KEY POINTS:
The credit crisis that started half a world away is hitting renovators and first-home buyers.
A combination of falling house prices, rising living costs and higher prices for overseas money is forcing banks to tighten their lending policies.
Worst affected will be those borrowing a high proportion of their home's value. But all borrowers now face tougher tests to prove they can pay back a loan.
ASB drastically tightened its lending rules this week, telling brokers that it would generally not lend more than 80 per cent of a home's value.
Its head of retail banking, Ian Park, said ASB would consider applications for more than 80 per cent, "but they will have to be very strong from a servicing perspective".
A year ago, all main banks would lend up to 100 per cent of a home's value.
When house prices were rising and the economy was strong, up to 40 per cent of first-home buyers were getting 100 per cent loans, brokers say.
Massey University banking expert David Tripe said consumer credit had been tightened as banks took a less rosy view of borrowers' prospects.
ASB has also stopped giving "low doc" loans - the credit once advanced to high-earning business people who did not have all the documents to prove their income.
In March, Westpac changed its lending policy to require faster repayment of mortgages that had a high ratio of debt to value.
ANZ and National changed their rules early this year to make it more likely that anyone seeking more than 80 per cent of a home's value would be asked for a registered valuation.
Spokeswoman Virginia Stracey-Clitherow said the two banks had adjusted their assessments of living expenses to take account of rising costs.
ASB is also taking increased food and petrol bills into account.
Mr Park said borrowers' ability to repay a loan was more important than the amount of equity they had in the home.
Borrowers have also become more careful about what they can afford.
Westpac spokesman Craig Dowling said borrowers were realising they could not afford to borrow heavily.

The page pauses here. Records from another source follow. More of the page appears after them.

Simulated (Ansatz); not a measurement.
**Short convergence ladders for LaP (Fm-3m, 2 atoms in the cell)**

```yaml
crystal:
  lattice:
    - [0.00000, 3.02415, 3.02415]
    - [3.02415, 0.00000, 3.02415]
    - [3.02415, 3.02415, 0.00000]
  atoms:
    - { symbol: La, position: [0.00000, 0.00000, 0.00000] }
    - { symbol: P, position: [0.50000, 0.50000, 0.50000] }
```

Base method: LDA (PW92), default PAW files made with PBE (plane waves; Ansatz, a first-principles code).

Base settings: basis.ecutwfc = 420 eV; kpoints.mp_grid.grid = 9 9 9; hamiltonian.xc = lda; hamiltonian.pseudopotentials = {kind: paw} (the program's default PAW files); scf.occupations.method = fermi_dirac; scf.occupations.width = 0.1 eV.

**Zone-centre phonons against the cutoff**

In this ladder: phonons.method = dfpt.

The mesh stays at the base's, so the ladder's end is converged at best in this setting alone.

"In the past, people extended their mortgages ... for things like renovating with a higher degree of confidence that the value in their homes would continue to rise," he said. "That confidence has diminished."
Mastercard New Zealand manager Stuart McKinley said spending and credit extensions on credit cards had slowed since December.
Annual spending growth had dropped from 10 per cent to 4.4 per cent by June, and credit limit extensions went from 7.5 per cent to 4.4 per cent.
The Reserve Bank says New Zealanders owed $5.1 billion in business and personal credit card debt at the end of August.
Dr Tripe said lending would stay tight "for a while" but this would have little effect on people with good equity in their homes.
"But if people have got 85 per cent borrowed and want to borrow a bit more it will be quite difficult."
The chief executive of the 45- branch Mike Pero (NZ) mortgage broking business, Shaun Riley, said it was "not quite accurate" to say banks would not lend more than 80 per cent of a home's value.
"There are still deals being done above that, but the banks are being more selective and applying tougher servicing criteria than a year ago."
THE LOAN SQUEEZE
* Banks are now More likely to ask for a registered valuation if you are borrowing a high proportion of your home's value.
* More sceptical of self-employed people claiming a high income without strong documentary evidence.
* Less likely to lend a high proportion of your home's value. ASB has stopped lending above 80 per cent, except in very strong cases.
But don't sweat it
* Banks will work with you to manage debt.
Options to consider
* Suspend mortgage payments.
* Extend the mortgage term to reduce payments.
* Put credit card debt into the mortgage.
* Reconsider borrowing for large-scale renovations.